I like Shrines.
Unfortunately my knowledge of Japan is Kansai and Chubu. I've only been to Tokyo once. I think I prefer more rural Japan than metropolitan areas.
Anyhow, In Tokyo my favourite is a small shrine beside Senso-ji (of Kaminarimon fame)
It is a tanuki shrine.
http://www.flickr.com/photos/hanabidays/312555464
Maybe because of that a favourite with the various businesses in Asakusa. There are many beckoning cat statues in the shrine. Indeed rather than a tanuki the major diety seems to be a beckoning cat.
to digress,
If you ever go farther afield, Jisyu Jinjya in Kyoto behind Kiyomizudera. It can feel very touristy but I was there on a very quite day and had an interesting talk with an old guy who turned out to be the chief priest.
Also in Kyoto is Fushimi Inari Taisya, with it's kilometers of tunnels stretching up the hillside forests. Well worth a visit.

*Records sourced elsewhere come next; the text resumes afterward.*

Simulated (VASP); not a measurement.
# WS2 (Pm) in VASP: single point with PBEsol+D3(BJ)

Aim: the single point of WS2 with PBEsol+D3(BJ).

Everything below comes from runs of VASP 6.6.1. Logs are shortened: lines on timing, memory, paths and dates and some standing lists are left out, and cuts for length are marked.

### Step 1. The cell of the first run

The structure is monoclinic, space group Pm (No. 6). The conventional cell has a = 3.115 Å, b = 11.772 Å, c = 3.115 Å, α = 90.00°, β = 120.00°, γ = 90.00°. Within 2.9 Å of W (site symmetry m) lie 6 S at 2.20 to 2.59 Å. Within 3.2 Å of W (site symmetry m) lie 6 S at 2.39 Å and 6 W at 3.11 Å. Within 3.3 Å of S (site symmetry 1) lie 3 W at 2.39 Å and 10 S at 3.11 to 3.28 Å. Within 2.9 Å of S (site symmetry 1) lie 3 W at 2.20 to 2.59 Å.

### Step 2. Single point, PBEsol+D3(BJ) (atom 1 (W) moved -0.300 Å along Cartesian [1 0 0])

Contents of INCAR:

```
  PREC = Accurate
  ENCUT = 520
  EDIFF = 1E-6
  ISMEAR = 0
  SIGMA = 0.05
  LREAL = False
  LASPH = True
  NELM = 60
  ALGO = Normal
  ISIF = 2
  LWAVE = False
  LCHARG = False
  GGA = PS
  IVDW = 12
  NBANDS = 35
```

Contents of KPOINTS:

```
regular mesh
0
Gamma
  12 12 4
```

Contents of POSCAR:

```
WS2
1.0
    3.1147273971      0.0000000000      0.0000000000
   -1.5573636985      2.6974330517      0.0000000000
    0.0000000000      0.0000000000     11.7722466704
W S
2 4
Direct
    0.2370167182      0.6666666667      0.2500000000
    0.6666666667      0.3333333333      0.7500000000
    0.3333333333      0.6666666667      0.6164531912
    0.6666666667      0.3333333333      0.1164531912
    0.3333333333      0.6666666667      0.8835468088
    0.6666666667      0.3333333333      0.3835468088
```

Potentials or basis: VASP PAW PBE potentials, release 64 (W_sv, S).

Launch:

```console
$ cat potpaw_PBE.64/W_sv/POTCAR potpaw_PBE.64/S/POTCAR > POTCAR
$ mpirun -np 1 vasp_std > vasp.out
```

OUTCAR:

In Ise, there is a shrine by the cave where the sun goddess had to be lured out of hiding. Very small and very remote though. Interesting to be somewhere so outstanding in japan's mythology.
At Japans farthest tip by shinkansen, Kagoshima, in Sengaen I found a shrine dedicated to cats who were brought to Korea in Hideyoshi's invasion to allow their owner to tell the time! (Cats eyes change shape over the course of the day apparently)
Also on Sakurajima, the volcano opposite Kagoshima there is a shrine that is a rotenburo at Furosato Onsen, You have to wear a sort of yukata but you enter the bath through a tori and there is a shrine to Kannon (I think) in the roots of a tree.